2005-03-22 Thread Peter T. Breuer
Paul Clements [EMAIL PROTECTED] wrote:
  system A
  [raid1]
  / \
 [disk][nbd] -- system B
 
 2) you're writing, say, block 10 to the raid1 when A crashes (block 10 
 is dirty in the bitmap, and you don't know whether it got written to the 
 disk on A or B, neither, or both)

Let me offer an example based on this scenario.  Block 10 is sent to
both, and B's bitmap is dirtied for it, but the data itself never
arrives.  At the same time block 10 is sent to A, and the bitmap is
dirtied for it, the data sent, and (miraculously) the bitmap on A is
cleared for the received data (I don't now why or how - nobody has yet
specified the algorithm with enough precision for me to say).

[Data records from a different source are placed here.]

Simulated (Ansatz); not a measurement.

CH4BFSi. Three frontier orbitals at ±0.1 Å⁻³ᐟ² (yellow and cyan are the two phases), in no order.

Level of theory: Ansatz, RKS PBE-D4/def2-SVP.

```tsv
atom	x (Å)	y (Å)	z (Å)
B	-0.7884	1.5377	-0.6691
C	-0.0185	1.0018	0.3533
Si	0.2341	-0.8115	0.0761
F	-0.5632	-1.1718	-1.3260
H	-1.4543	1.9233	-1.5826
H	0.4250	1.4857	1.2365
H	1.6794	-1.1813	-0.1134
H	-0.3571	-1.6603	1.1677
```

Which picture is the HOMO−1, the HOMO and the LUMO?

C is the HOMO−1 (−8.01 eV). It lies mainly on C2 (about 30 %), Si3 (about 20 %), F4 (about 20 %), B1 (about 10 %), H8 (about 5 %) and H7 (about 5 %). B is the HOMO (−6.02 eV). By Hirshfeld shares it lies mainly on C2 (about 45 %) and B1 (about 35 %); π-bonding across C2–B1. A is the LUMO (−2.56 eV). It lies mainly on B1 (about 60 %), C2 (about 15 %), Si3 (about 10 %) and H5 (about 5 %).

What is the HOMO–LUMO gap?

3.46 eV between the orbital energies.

At this point B's bitmap is dirty for block 10, and A's is not. A has
received the data for block 10, and B has not.

 3) something (i.e., your cluster framework) notices that A is gone and 
 brings up a new raid1, with an empty bitmap, on system B:

Now, this looks wrong, because to sync A from B we will later need to
copy block 10 from B to A in order to undo the extra write already
done on A, and A's bitmap is not marked dirty for block 10, only B's is,
so we cannot zero B's bitmap because that would lose the information
about block 10.

 --

I've been thinking about this in more general terms, and it seems to me
that the algorithms offered (and I say I have not seen enough
detail to be sure) may be in general insufficiently pessimistic.

That is, they may clear the bitmap too soon (as in the thought
experiment above).  Or they may not dirty the bitmaps soon enough.

I believe that you are aiming for algorithms in which the _combined_
bitmaps are sufficiently pessimistic, but the individual bitmaps
are not necesarily so.

But it appears to me as though it may not be much trouble to ensure that
_each_ bitmap is sufficiently pessimistic on its own with respect to
clearing.  Just clear _each_ bitmap only when _both_ writes have been
done.

 --

Can this plan fail to be pessimistic enough with respect to dirtying
the bitmaps in the first place?

What if block 10 is sent to A, which is to say the bitmap on A is
dirtied, and the data sent, and received on A. Can B _not_ have its
bitmap dirtied for block 10?

Well, yes, if A dies before sending out the bitmap dirty to B, but after
sending out the bitmap dirty AND the data to A.  That's normally not
possible. We normally surely send out all bitmap dirties before sending
out any data. But can we wait for these to complete before starting on
the data writes? If B times out, we will have to go ahead and dirty A's
bitmap on its own and thereafter always dirty and never clear it.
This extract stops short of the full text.